So while many PBX manufactures talk about an evergreen approach where you
keep the system forever, we are finding that call processing is having to be
changed out, some chassis have to change, some core cards and line cards are
having to be replaced, voicemail systems are being end of life'd along with
phones. Yes, they are offering upgrades to the new models but charging
fairly high prices for it. They have been able to get away with it since
the customer is locked in.

Generally Cisco maint is cheaper than that of PBXs. One example is that the
cost for maint on a 6509 is the same whether the chassis is empty or whether
it has some voice T1 blades in it. A 2600 that may be at a remote site may
have voice cards in it, but the maint costs are the same as if it doesn't.
Maint on a PBX is based on each port the customer has in the switch even if
they aren't using it. I find that almost 100% of enterprises have maint on
their PBXs.

Moves are virtually free in a Cisco VoIP environment, including when E911 is
involved if you use their CER server. Changes are centralized in a Cisco
environment since many locations can be served out of one IP PBX. Up to 500
locations and 30,000 phones per system. This isn't true in a traditional
PBX as a tech need to move a jumper and if E911 is required then a database
change and upload is required of the PS-ALI information. Adds are also
cheaper since you can configure a phone, mail it to the user and have them
plug it in where ever in the office they want. The phone will use CDP to
automatically join the voice vlan, dhcp to get an IP address and communicate
again with CDP to create a trust boundary with the catalyst switch for QoS
and network protection.

Reliability and survivability are also important in business today with an
emphasis on business continuance. Cisco VoIP servers can be placed to
different data centers to provide geographic resiliency and the router at a
remote location can provide telephony services if the WAN goes down. While
remote survivability is available from other manufactures its much more
expensive, requires more management, requires another device to be on site
which also has maint charges. Some of the traditional players using
outboard call processors support geographic redundancy, but it requires
dedicated fiber between servers which has severe limitations.

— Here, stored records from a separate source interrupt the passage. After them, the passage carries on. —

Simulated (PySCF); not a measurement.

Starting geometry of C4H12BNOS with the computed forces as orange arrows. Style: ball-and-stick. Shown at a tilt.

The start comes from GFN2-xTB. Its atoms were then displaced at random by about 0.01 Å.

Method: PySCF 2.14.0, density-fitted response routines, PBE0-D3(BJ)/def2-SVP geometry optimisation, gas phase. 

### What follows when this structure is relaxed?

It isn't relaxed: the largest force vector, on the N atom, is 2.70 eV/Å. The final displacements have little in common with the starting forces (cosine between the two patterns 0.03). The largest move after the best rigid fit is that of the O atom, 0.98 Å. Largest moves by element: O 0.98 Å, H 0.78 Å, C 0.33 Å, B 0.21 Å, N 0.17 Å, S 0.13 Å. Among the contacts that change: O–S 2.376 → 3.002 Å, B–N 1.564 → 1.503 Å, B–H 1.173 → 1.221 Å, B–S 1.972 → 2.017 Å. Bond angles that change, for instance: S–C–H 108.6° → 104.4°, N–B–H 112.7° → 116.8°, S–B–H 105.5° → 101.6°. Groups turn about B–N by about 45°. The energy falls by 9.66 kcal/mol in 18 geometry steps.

The market agrees that IP telephony is the way to go for many reasons, but
for the business people its all about money. Its cheaper to own and operate
an IP Telephony system. So the ultimate goal is to have one end to end. So
with that in mind, customers need to get from pure TDM to pure IP. How long
does that take, and can it be done at the customers pace if you do a Cisco
deployment. Absolutely. For example you can setup a Cisco IP PBX and put a
gateway with T1s to the legacy PBX and setup a coordinated dial plan. This
would allow any users on the PBX to dial IP phones and visa versa by using
the private T1 and extension based dialing. You can pass caller name and
number. If the PBX supports Q.SIG signaling then you get a bunch more
features such as call diversion, path replacement and voicemail integration.
Most PBX manufactures used to charge to Q.SIG but now with Avaya CM 2.0 and
above and Successions 3.0 and above its included for free. Now I can move
users one by one over to the new system and support a coordinated dial plan.
So you can choose to cut single users, departments, remote sites or the main
campus. But again its at your own pace.

What are some of the other things users need. How about voicemail. I
already said that if they have a Q.SIG link between systems that it supports
voicemail integration. What I mean by that is if a customer has say an
Octel on their PBX, a user with a Cisco IP phone can continue to have an
Octel voicemail box and get full integration and message waiting lights.
When the company is ready to move to a Cisco voicemail or unified messaging
system they can do that and have options there also. They could
decommission the Octel and the users on the Avaya or Nortel PBX can receive
voicemail services across the Q.SIG link. If the customer keeps the Octel
for a while but adds Cisco voicemail, the Cisco voicemail supports amis,
vpim and octelnet to integrate to most 3rd party voicemail systems. Even if
the PBX doesn't have Q.SIG Cisco can provide integrations to the most
popular PBX systems with their dual switch integration feature of their
voicemail system. Cisco makes a conferencing bridge that can do IP or TDM
which makes for a nice migration. They have a call center solution which
can connect to the most popular PBXs and their IP PBX. Even their E911
solution can also support the PBX phones. Cisco realized early on that
since they originally had 0 market share that they would need the tools and
experience to migrate users over since a flash cut is a rare luxury.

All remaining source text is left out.